Local students compete in construction competition

Published 12:00 am Wednesday, December 2, 2009

By Steve Huffman
Salisbury Post
Seven Rowan County teens were in Las Vegas recently participating in the International Construction Challenge.
They learned a lot, and learned a lot about the world all at the same time.
“It’s amazing, when you’re flying in, it’s dark, then you see this sea of orange,” said Chase Stamey, a junior at Carson High, referring to the flight into Las Vegas.
In addition to Carson High, students from Rowan County who participated in the event attend East Rowan and South Rowan high schools. They qualified for the international competition by winning a regional event in Georgia in January.
In addition to Stamey, students participating in the construction challenge were:
– Sam Banks, senior, Carson High;
– Keith Coughenour, senior, Carson;
– Thomas Mabry, senior, South Rowan;
– Dustin Aldridge, senior, South Rowan;
– Patrick Pigg, junior, South Rowan;
– J.R. Poole, senior, East Rowan.
Funding for the students to make the trip to Las Vegas was provided by Power Curbers, a Salisbury company that manufactures equipment that makes concrete curbs.

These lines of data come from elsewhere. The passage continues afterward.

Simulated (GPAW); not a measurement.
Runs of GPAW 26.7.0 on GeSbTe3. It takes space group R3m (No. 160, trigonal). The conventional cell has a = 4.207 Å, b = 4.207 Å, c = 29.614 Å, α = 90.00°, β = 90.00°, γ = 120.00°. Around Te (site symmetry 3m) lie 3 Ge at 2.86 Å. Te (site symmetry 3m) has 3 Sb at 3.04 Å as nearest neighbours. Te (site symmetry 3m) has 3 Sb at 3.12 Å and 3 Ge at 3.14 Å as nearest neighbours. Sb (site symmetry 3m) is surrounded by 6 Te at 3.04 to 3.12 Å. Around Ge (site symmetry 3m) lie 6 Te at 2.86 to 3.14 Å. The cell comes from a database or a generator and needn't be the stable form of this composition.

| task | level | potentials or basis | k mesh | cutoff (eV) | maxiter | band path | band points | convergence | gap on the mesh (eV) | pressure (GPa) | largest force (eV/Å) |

The Construction Challenge is an event intended to let students realize the employment opportunities available in the construction industry.
Students participate in a number of competitions where they do things like build miniature bridges and roads, then use remote-control cars to haul sand and gravel to a finish line.
There were 51 teams from 18 states competing. Members of winning teams claimed scholarship money and other prizes.
One of Rowan County’s participants, Poole, won one of the challenge’s top prizes ó a $5,000 scholarship.
Poole managed to do so based on an essay he wrote concerning his plans for a career in the construction industry.
His essay was selected through an Internet competition whereby he received close to 4,000 votes. Poole admitted that plenty of home-cooking went into his winning, noting that directions to the Web site and instruction on how to vote were distributed throughout the administrative offices of the Rowan-Salisbury School System and elsewhere across Rowan County.
Poole said he plans to become a mechanical engineer, starting his college career at Rowan-Cabarrus Community College before transferring to the University of North Carolina at Charlotte.
Other competitions in which teams were involved included one where students built a crane out of balsa wood, then used the creation to build a miniature house.
“It all has to do with creative thinking and problem solving,” Poole said of the competition.
The Rowan County team’s advisor was Keith Anderson, a teacher in the engineering department at South Rowan High School.
Sam Banks, another of the team members, referred to the competition as, “A tremendously wonderful experience.”
He said all the challenges facing the participants are done as a team, meaning teamwork is crucial.
Asked what he’d learned, Banks said, “All kinds of skills and how to communicate with other people.”
Meanwhile, Stamey, the team member who was awed by the sight of Las Vegas as the plane approached the city, said the Rowan County bunch did well, though there were a few problems.
He noted that in the Road Warrior competition, the remote-controlled car operated by the Rowan County team stalled more than once. A trailer the car pulled was attached by a twist tie, which snapped in half at one point, further hindering the team’s efforts.
But Stamey noted that all the teams in the competition faced similar problems, and overcoming those headaches was part of the challenge and fun of the event.
“We had a few equipment problems, but everyone else did, too,” Stamey said.